Seattle Times staff reporter
Information
The university's project: http://depts.washington.edu/civilr/
Never-before-seen images are shining new light on a grim chapter of Washington's history, when the Ku Klux Klan operated from state headquarters in Belltown, its members gathering — robed and hooded — at what longtime Seattleites might remember as the Crystal Pool.
The additions to a University of Washington Web site came about as part of a senior-level history class. The rare photos and newspaper clippings tell of the Klan's broad presence in this region during the 1920s.
There's the Sedro-Woolley wedding of Klan members in full regalia, a night parade in Bellingham and rallies in places like Renton and Issaquah that at times drew crowds of up to 50,000.
The KKK helped elect public officials across the state — including a mayor in Kent during the early 1920s — and published a Seattle-based newspaper called the Watcher on the Tower.
"People in Washington state really have not known about the strength or impact of the KKK here during the 1920s," said James Gregory, UW professor of history who heads the Web site, called the Seattle Civil Rights and Labor History Project.
Finding few blacks at which to aim their venom in the pre-World War II Northwest, the white supremacists here focused instead on the Roman Catholic church and on foreigners.
"Historians focus on the Klan as a powerful force in places like Oregon, in Midwest states and of course in the South. But the Klan had tens of thousands of members right here in Washington," Gregory said.
Class made discovery
The Ku Klux Klan was founded in 1865 by veterans of the Confederate Army to restore white supremacy in the wake of the Civil War. With a record of intimidation and violence aimed at blacks, Jews, foreigners, Catholics and labor, the KKK was prosecuted under the Civil Rights Act of 1871. But it rose again, reaching a membership peak of 5 million in the mid-1920s when its reach spread far beyond the boundaries of the Deep South.
Its inclusion on the Web site is part of ongoing research on civil rights and labor in the Pacific Northwest by faculty and students at the UW.
Discovery of many of the photos and other documents came about as part of a fall 2006 history class called White Supremacy in Western Washington. "Much of this is information that is known to experts, but now the Internet is providing an opportunity for it to be made publicly available," said history doctoral student Trevor Griffey, who led the class and did much of the research.
"Flaming crosses and Klan robes are some of the most powerful and horrifying images that we identify with a history of racism in the United States," Griffey said. And in places like the Northwest, where many believe the Klan was not a force, it can be hard to document the history of racism.
"This forces us to rethink some of the assumptions about the history of this region and opens up a new question: Exactly how liberal has this place been?"
As part of its resurgence, the KKK successfully organized in Oregon before coming to Washington around 1923. There is no evidence it was as violent here as it had been elsewhere.
Presence into the '30s
Klan leaders appealed to people's Christianity, their patriotism and a fear of foreigners. Records show that, along with a Kent mayor, a city attorney in Bellingham was an open member of the Klan. In fact, in 1929, when the Klan held its state convention in Bellingham, its grand wizard was introduced by the mayor and given a key to the city.

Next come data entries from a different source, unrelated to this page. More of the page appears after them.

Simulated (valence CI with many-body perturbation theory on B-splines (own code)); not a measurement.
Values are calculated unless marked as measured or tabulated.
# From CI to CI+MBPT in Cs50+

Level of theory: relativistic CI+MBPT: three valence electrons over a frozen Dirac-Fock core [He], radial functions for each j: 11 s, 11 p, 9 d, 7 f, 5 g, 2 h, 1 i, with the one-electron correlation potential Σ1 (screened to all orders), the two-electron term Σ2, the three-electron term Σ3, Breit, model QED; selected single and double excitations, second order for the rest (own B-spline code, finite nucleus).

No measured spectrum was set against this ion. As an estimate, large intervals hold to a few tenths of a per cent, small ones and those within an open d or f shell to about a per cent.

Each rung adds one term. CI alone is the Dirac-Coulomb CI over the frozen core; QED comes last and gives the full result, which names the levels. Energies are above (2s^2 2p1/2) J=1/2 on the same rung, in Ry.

Rallies in places like Issaquah, Yakima and Renton drew crowds of up to 50,000. "Those weren't all Klan members," Griffey said. "What's amazing is that they were able to draw such participation. You didn't see much organized resistance, not much attempt to disrupt the Klan meetings."
Many of the photos on the Web site were obtained from the Washington State Historical Society, which bought its collection from the estate of Tacoma photographer Marvin Boland, himself a Klan member.
The Klan's undoing — at least in Seattle — began around 1924, after it unsuccessfully backed an anti-private-school initiative in this state, aimed at Roman Catholic schools, similar to one it had pushed through in Oregon that was repealed. That plus internal scandals led to the beginning of the Klan's demise.
But it retained a presence here through the 1930s, its power base shifting from Seattle to Bellingham, said photo historian Jeff Jewell, with the Whatcom Museum of History & Art.
"Hardly a semester goes by that the subject of the Klan is not part of somebody's term paper," Jewell said. "It's been very popular."